Yesterday, by accident, one of my adult children was helping me by washing a high window and a soapstone sculpture that had been there for some years fell over and broke, not shattered, but broken into enough pieces that it is not repairable. They were not inclined to tell me, I know, for my husband had hand carried it home from one of his first missionary journeys to Zambia.

sattler 1

Photo by Steve Sattler

When Mike brought the thing home we were still only a family of four and I noted that the carving was a representation of a family of five. I had given him a hard time about it, thinking he didn’t even notice the difference. He demurred, as he often did, that he felt compelled to get that one, a kind of holy tug. And so, it found a home in the window and was forgotten in its familiarity.

But then, a few years later, our lives did take a turn and we adopted a teen from Russia, hence we were five after all.

In this past year, as our family has struggled with a different kind of brokenness when Mike died, a photographer friend (at my request) gave me one of his images that touched my heart deeply, capturing what it felt like to have one of our family leaning away from us.

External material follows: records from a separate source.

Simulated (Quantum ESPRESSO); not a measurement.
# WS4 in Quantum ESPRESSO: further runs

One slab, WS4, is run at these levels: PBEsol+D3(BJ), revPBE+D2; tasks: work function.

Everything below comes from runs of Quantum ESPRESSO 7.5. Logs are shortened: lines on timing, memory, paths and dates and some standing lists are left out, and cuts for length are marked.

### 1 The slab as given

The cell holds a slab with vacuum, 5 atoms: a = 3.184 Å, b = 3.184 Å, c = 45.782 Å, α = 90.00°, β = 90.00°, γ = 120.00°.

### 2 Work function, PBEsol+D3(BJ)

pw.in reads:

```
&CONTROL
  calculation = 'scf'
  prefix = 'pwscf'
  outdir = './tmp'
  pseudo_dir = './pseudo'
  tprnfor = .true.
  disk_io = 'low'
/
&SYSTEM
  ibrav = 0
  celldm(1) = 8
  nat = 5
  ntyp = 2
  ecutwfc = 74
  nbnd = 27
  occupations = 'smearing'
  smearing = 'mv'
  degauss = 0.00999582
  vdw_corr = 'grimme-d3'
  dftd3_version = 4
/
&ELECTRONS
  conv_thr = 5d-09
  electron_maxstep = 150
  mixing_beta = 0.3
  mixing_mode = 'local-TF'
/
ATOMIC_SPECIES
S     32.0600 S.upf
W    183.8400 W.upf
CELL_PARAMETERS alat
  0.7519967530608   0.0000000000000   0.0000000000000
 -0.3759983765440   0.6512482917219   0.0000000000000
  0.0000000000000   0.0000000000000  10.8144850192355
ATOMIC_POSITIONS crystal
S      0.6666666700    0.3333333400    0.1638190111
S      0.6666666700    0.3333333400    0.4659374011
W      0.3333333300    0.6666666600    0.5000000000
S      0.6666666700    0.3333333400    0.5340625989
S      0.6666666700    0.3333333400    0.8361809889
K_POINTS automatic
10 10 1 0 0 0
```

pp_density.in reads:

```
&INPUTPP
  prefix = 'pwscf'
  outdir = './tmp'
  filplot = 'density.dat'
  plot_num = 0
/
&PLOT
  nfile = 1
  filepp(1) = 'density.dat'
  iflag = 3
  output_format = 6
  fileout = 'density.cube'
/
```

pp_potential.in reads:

This week, my youngest son moves out of our family home into a new life; my oldest son is in the Navy and will soon be posted to San Diego; and my daughter is expecting her first child in a few weeks. Life moves on.

So, when the soapstone carving broke, a little place in my heart hiccuped. I even thought about trying to glue it back together again, but then I just knew, it’s not really broken. In order for new things to grow, the seed must die in the ground, stop being a seed and become something else entirely.